In the case of last Saturday night, a guy who plays in a band that does, in fact, cite Matchbox 20 and Train as influences, strolled into the bar I hang in while wearing a DEAD KENNEDYS shirt, which is even more egregious and offensive than if he had been sporting CBGB's-wear. You might say that I'm being too hard on people, and who am I to judge; I say to you, hold your horses--I've just gotten started. In any case, this guy, he's a nice guy. Never means to hurt nobody. But Jello Biafra does, not that this guy knows who Jello Biafra is. One person this guy does know is a fancy hairdresser, as he has one of those haircuts with the swooping bangs in front and the shotgun-blast in the back. It's the kind of haircut kids who listen to fashionable indie rock have. In other words, it's a girl's haircut. But I digress. I should probably save that rant for later entry.


So this guy, he's gladhanding at the bar, on his way to sit at a table with this other guy who he totally idolizes, who also has an expensive-looking girl's haircut (minus the hilarious shotgun-blast); he's not a terrible guy either, at least until I see him with a vintage punk rock t-shirt.. Before this guy (not this other guy) can get to the other guy's table, I waylay him.

Me: So, you like the Dead Kennedys?

This Guy: Um, well, I like a couple songs....

Me: Really? Which ones?

This Guy: Oh, the ones that are kind of punk, kind of grunge, with that early '80s thing going on...
(I don't think either of knew what he meant by "early '80s thing.")

Me: I'm not familiar with those songs.

This Guy: Well, you know, they're on that one album. You know that one I'm talking about?

Me: No, I don't. I don't know the one you're talking about.
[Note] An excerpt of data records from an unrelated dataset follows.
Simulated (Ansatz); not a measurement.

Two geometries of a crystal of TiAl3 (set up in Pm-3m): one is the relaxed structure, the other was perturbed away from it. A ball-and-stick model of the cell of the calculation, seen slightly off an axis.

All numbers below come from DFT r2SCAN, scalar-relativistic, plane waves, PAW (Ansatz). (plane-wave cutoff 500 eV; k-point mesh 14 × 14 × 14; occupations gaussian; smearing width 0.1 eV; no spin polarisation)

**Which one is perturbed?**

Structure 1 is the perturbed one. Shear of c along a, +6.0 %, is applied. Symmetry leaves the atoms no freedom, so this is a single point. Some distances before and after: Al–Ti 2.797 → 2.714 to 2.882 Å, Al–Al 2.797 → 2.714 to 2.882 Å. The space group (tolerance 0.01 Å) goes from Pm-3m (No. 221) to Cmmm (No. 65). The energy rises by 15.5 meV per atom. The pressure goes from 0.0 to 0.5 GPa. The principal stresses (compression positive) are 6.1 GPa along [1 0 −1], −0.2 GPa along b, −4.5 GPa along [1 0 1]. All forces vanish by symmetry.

Him: You know, the Christ one. Something about Christ.
(I'll give him credit here. He was trying to identify Frankenchrist*, which is the DK album you know if you know a little bit but not much at all. It's like calling yourself a Zeppelin fan because you've heard of "Stairway to Heaven," or claiming to be a Presidential historian because you know whose face is on a penny.)

Me: (deliberately feigning ignorance) I'm not sure--they made five albums.
(This remark, admittedly, was laying it on pretty thickly, for if I knew how many albums they made, then I surely would have known that he was trying to tell me about Frankenchrist. In other words, I was just being mean.)

This Guy: I'm sorry man--I've had too many shots. I just thought it was a cool shirt.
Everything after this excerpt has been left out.